When reusing an handler, urllib(2)'s digest authentication fails after multiple regative replies
Components: Library (Lib) Versions: Python 3.1, Python 3.2, Python 2.7, Python 2.6
Nosy List: Erick.Jones, Luci.Stanescu, kiilerix, orsenthil, spaceone
Created on 2010-08-27 06:59 by Luci.Stanescu, last changed 2019-03-15 22:16 by BreamoreBoy.

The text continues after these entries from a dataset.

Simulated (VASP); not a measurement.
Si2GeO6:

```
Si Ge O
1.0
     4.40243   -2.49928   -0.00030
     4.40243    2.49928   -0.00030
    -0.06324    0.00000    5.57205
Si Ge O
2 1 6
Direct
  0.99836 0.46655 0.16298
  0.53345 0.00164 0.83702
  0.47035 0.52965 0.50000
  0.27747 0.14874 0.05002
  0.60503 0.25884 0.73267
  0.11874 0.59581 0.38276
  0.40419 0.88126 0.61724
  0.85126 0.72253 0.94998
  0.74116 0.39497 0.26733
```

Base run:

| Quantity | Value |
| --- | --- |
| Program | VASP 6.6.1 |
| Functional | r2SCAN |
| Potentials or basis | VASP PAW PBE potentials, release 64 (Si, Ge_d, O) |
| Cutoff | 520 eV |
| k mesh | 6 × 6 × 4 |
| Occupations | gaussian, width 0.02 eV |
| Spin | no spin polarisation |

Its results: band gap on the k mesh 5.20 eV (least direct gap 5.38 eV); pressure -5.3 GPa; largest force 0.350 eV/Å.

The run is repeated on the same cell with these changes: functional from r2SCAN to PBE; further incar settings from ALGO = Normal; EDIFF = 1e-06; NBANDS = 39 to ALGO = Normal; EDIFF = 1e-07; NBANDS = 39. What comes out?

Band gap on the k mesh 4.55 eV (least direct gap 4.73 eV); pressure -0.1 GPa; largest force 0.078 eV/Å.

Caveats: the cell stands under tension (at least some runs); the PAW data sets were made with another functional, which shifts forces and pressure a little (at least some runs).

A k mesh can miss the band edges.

Author: Luci Stanescu (Luci.Stanescu) Date: 2010-08-27 06:59

The HTTPDigestAuthHandler's code looks like this:

    def http_error_401(self, req, fp, code, msg, headers):
        host = urlparse(req.full_url)[1]
        retry = self.http_error_auth_reqed('www-authenticate',
                                           host, req, headers)
        return retry

After successful authentication, the HTTP server might still return an error code, such as 404 or 304. In that case, self.http_error_auth_reqed raises the appropriate HTTPError and self.reset_retry_count is not called. I think that the code should be something along the lines of:

  retry = self.http_error_auth_reqed('www-authenticate', host, req, headers)
except HTTPError, e:
  if e.code != 401:
  return retry

Ways to reproduce the problem: try to access a resource for which an HTTP server requires authentication but for which after successful authentication returns a negative reply. I've attached an example script to demonstrate it (for python 2.X; bug also resent in 3.X, just replace import urllib2 with from urllib import request as urllib2 ;-) ).

The same problem applies to ProxyDigestAuthHandler.
Author: Mark Lawrence (BreamoreBoy) Date: 2014-06-17 18:14
Could we have a response to this please as a way to reproduce the problem is given in the attached patch and a suggested solution is inline.
Author: Erick Jones (Erick.Jones) Date: 2015-02-12 16:42
This ended up biting me also.  I had a list of URLs to fetch with authentication.  One of the URLs was bad (returning 401 even with authentication), and that was causing all of the subsequent URLs to fail as well since the reset count wasn't getting reset.

I also don't like that the retry count is stored in the handler -- that's mutable global state, which wreaks havoc if I use this with Eventlet coroutines for concurrent page fetches.  (If I just add the authentication headers myself, then urllib2 works just fine under Eventlet.)

Couldn't the retry count be stored in the request object itself?

And why do we even need a retry "count"?  If it fails without authentication, then try it with authentication.  If it fails again, just return to the application.  It makes no sense to retry four more times.